Atle Selberg

From Wikiquote
Jump to navigation Jump to search
Atle Selberg

Atle Selberg (June 14, 1917 – August 6, 2007) was a Norwegian mathematician, known for his research in analytic number theory and automorphic forms. He was awarded the Fields Medal in 1950. In 1951 he was appointed to a professorship in the School of Mathematics of the Institute for Advanced Study.


  • ... It is true — certainly in mathematics; what I say now will not apply to the School of Historical Studies where people tend to make their main contributions at a much later age — in mathematics and physics, the prime period in one's life in probably over by, say, 45 or so. That's a bit conservative. Some might put it a bit earlier.
    Of course one can continue to work, and do very good work afterwards, but certainly the most productive period would be before that, between 25 and 45.
  • I think in some sense much has to do with luck. If you are lucky many times, then you are a genius, of course. You may be lucky just a few times or some people might not have any great luck at all. I don't know really what is the reason for this.
    I think what lies behind having luck is first of all if you have a background that is a bit different from what everybody else has so that you are not encumbered with precisely the same knowledge and are not thinking exactly the same way.
    It also helps if you can benefit by accidents, facts that you come across quite accidentally and start thinking about and see there is something more. I would say that most of the better things I have done all came about not because I set out from the beginning to do them. Something shifted the focus of my attention completely and I ended up doing something rather different.
    One has to be able to see opportunities and learn to utilize them. Real, original work, I think, comes about in this way.
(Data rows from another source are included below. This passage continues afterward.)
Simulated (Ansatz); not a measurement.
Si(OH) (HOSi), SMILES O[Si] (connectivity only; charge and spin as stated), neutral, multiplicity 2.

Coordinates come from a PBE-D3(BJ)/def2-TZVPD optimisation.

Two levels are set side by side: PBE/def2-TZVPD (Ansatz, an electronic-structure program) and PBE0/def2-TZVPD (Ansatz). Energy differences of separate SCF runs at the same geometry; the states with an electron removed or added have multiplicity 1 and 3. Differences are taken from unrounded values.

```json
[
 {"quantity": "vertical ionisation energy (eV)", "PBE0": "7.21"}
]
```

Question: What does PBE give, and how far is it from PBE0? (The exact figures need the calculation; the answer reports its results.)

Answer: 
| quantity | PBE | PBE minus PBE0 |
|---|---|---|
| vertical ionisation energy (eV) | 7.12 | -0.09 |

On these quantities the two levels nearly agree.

Quotes about Selberg[edit]

  • Selberg’s work in automorphic forms and number theory led him naturally to the study of lattices (that is, discrete subgroups of finite covolume) in semi-simple Lie groups. His proof of local rigidity and, as a consequence, algebraicity of the matrix entries of cocompact lattices in groups such SL(n, R), n > 2, marked the beginnings of modern rigidity theory. His results were followed by proofs of local rigidity for cocompact lattices in all groups other than the familiar SL(2, R), where its failure reflects the well-known local deformation theory of Riemann surfaces. These results inspired Mostow to find and prove his celebrated “strong rigidity” results for such lattices in groups other than SL(2, R).
    From his work on local rigidity and algebraicity, Selberg was led to the bold conjecture that, in the higher rank situation, much more is true; namely, that all lattices are arithmetic (i.e., they can be constructed by some general arithmetic means). He was able to prove this conjecture in the simplest case of a non-cocompact irreducible lattice in the product of at least two SL(2, R)’s. The full Selberg arithmeticity conjecture in groups of rank at least two was established by Margulis, who introduced measure- and p-adic theoretic ideas into the problem, as well as what is now called “super-rigidity”.